Thanks to technology, we’ve realized that we don’t have to do much of our work in the office in order to be just as productive and connected. Therefore, more and more companies around the world offer their employees the possibility of working from home (remote work). In addition to the fact that it brings a number of benefits to employees and their employers, there are also negative aspects to such a way of working. One of them is certainly digital presenteeism.
Although it may sound unfamiliar to some, at first, we fought against this enemy even before the era of remote work, but in a slightly different form. The concept of presenteeism at work (or in the office) is associated with situations where employees spend more time at work than necessary. The pressure they feel is caused by the fear of how their superiors will think that they are slacking off or not doing enough. This leads to employees working too long, skipping lunch breaks, or working while sick. On the other hand, this term can also be associated with employees who are physically present but mentally absent. They are often at work to signal to their superiors that they are committed to work, even if they are not significantly productive.
Unfortunately, this pattern of behaviour did not disappear with the transition to remote work mode, but came in a new – digital form. Digital presenteeism is the tendency of employees to always be available and close to the device that serves them for work, even outside of working hours. Employees therefore constantly feel the need to be virtually present, respond quickly to e-mails, and complete tasks during the weekend or vacation. Constant connectivity and the need to react at all times have led to the blurring of the lines between private and work life, which can ultimately lead to employee burnout and reduced performance for organizations.
This phenomenon is particularly pronounced in the communications industry, especially among digital and PR professionals. Communication never stops; therefore, it is a common perception and an unwritten rule that it is necessary to be available to clients at any time. This is especially highlighted due to potential crisis situations that spread rapidly in today’s hyper-connected world, which is why an equally quick reaction is required.
As in all life situations, it is necessary to find a healthy balance and practical solutions in order to prevent the occurrence of this behaviour, which can be harmful to both parties. A healthy balance between private and business life is essential for employee satisfaction and performance. Therefore, it is very important to organize business duties and other activities in an individual’s day well.
There are many methods to help prevent the problem of digital presenteeism – from asynchronous mode of work to an active lifestyle and turning off app notifications outside of working hours. What should definitely be in focus for employees and their superiors is that productivity and results should always come before presenteeism; that is, the need to be available and available virtually 24/7.

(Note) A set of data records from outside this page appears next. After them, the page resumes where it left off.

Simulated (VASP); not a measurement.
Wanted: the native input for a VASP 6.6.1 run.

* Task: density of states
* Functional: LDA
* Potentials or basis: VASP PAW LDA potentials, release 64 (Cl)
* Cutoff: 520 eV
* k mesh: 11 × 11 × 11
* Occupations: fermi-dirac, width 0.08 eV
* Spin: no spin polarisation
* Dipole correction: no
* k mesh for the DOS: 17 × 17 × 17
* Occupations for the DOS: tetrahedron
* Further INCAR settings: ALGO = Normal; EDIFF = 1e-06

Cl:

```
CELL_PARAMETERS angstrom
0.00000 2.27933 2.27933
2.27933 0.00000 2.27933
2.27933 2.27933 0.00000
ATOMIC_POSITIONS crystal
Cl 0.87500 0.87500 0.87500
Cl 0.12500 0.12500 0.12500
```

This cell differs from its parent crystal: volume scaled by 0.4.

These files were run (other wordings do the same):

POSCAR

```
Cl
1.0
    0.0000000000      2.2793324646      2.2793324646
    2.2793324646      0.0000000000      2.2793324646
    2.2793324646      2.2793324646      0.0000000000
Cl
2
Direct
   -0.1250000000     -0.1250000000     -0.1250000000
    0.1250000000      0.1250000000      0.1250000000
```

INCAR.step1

It is very important for the communication industry to follow, understand and raise awareness of these emerging trends in the labour market, because one of its tasks is to contribute to a favourable organizational climate and quality communication at all levels through various tools. In addition, one of the most important challenges in the labour market is the lack of quality employees. In the context of building a good employer brand and attracting talents who approach work responsibly and enthusiastically, in cooperation with human resources departments, communication specialists can make a key contribution.